Today Facebook took the great step of openly talking about their server and datacenter designs at the level of detail where they can actually be replicated by others. Another reason why I call it “great?” Well, it’s interesting that the sourcing and design of these was done by Facebook and with Taiwanese component makers. Nothing new for many of us working in the industry, but it’s something that’s often not discussed in the press when talking about US server companies.
If you take a look at the Facebook Open Compute server page and listen to the video with Frank Frankovsky you’ll hear a few company names mentioned. Many of them might not be familiar to you. Frank is the Director of Hardware Design and Supply Chain at Facebook, and used to be at Dell DCS (the datacenter solutions group) where he was the first technologist. One last piece of trivia: He was the technologist that covered Joyent too. We’ve been lucky enough to have bought servers from him and Steve six years ago and went out for sushi when he was down here interviewing.
Synnex, Quanta and Delta were already the source suppliers and simply able to iterate on a design faster and move it into production. Because this is actually what they do. These aren’t little companies either: They each earn US$20-60 billion per year in revenue.

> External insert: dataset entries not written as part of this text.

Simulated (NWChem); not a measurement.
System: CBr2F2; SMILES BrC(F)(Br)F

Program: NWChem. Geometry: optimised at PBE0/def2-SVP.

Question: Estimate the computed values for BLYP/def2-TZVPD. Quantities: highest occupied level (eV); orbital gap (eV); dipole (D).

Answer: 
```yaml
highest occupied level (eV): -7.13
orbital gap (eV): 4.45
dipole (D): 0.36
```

Greater China is also the largest producer and consumer of rare earth metals. Think about it.
And then another big Taiwanese company worth mentioning is Inventec. They’re actually the “biggest server ODM and one of the top 4 Notebook makers worldwide.” What is an ODM you ask? According to Wikipedia, “an original design manufacturer (ODM) is a company which designs and manufactures a product which is specified and eventually branded by another firm for sale.”
Taiwanese were OEMs of components. Then they became ODMs of components (Delta, for example, has around 90% or more of the market share of power supplies worldwide), and OEMs for full systems (e.g. servers).
They’ve become ODMs for servers, storage and networking. The old “boxes.” And they’re able to collaborate with companies like us, Facebook, Google, Amazon et al.
Because the new box is the datacenter (used to be the PC, now it’s DC), the walls of a datacenter are the chassis and the PC-style servers are just a component in that box, no different than a power supply or a motherboard.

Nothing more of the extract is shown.